On appeal, DeClue argues that she is entitled to absolute quasi-judicial immunity for signing and issuing the arrest warrant because these acts are integrally related to the judicial process. Alternatively, she contends there is no genuine issue of fact as to whether she acted pursuant to Judge Murphy's instructions. Finally, DeClue asserts that notwithstanding any factual dispute, she is entitled to qualified immunity because the law is not clearly established that the Fourth Amendment requires determination of probable cause before an arrest warrant may issue.2  Boyer argues that this court lacks jurisdiction over the appeal; that if jurisdiction exists, review is limited to determining whether the district court abused its discretion by denying DeClue's motion; and that the district court correctly denied DeClue's motion. Boyer has also moved to strike portions of DeClue's brief and appendix that refer to his past criminal convictions and his litigation history.3 

Boyer's jurisdictional argument is meritless. " [T]he denial of a substantial claim of absolute immunity is an order appealable before final judgment, for the essence of absolute immunity is its possessor's entitlement not to have to answer for his conduct in a civil damages action." Mitchell v. Forsyth, 472 U.S. 511, 525, 105 S. Ct. 2806, 2815, 86 L. Ed. 2d 411 (1985). Likewise, because qualified immunity is "an immunity from suit rather than a mere defense to liability," the denial of a claim of qualified immunity is also immediately appealable. Id. at 526-27, 105 S. Ct. at 2815-16. Moreover, this court has already denied Boyer's motion to dismiss the appeal for lack of jurisdiction. Boyer v. DeClue, No. 91-3048 (8th Cir. Dec. 5, 1991).
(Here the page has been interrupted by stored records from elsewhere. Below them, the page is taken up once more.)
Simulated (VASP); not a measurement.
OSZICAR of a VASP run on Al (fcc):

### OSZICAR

We also reject Boyer's contention regarding the proper standard of review. "We review the district court's denial of summary judgment under the same standard as that the district court applied to the motion." Johnson v. Hay, 931 F.2d 456, 460 (8th Cir. 1991). Summary judgment is appropriate if there is no genuine issue of material fact and the moving party is entitled to judgment as a matter of law. Fed. R. Civ. P. 56(c).

DeClue maintains that she is entitled to absolute quasi-judicial immunity. In Smith v. Erickson, 884 F.2d 1108, 1111 (8th Cir. 1989), which involved a Bivens claim against a federal court clerk for allegedly losing a prisoner's section 1983 complaint and lying to the prisoner regarding its whereabouts, this court observed that "the filing of complaints and other documents is an integral part of the judicial process and [the clerk] would be protected by judicial immunity from damages for civil rights violations committed in connection with the performance of such tasks." See also Davis v. McAteer, 431 F.2d 81, 82 (8th Cir. 1970).4  Smith adopted the position taken by the Ninth Circuit in Mullis v. United States Bankr. Ct., 828 F.2d 1385, 1390 (9th Cir. 1987), cert. denied, 486 U.S. 1040, 108 S. Ct. 2031, 100 L. Ed. 2d 616 (1988), that " [c]ourt clerks have absolute quasi-judicial immunity from damages for civil rights violations when they perform tasks that are an integral part of the judicial process," unless the clerks acted "in the clear absence of all jurisdiction."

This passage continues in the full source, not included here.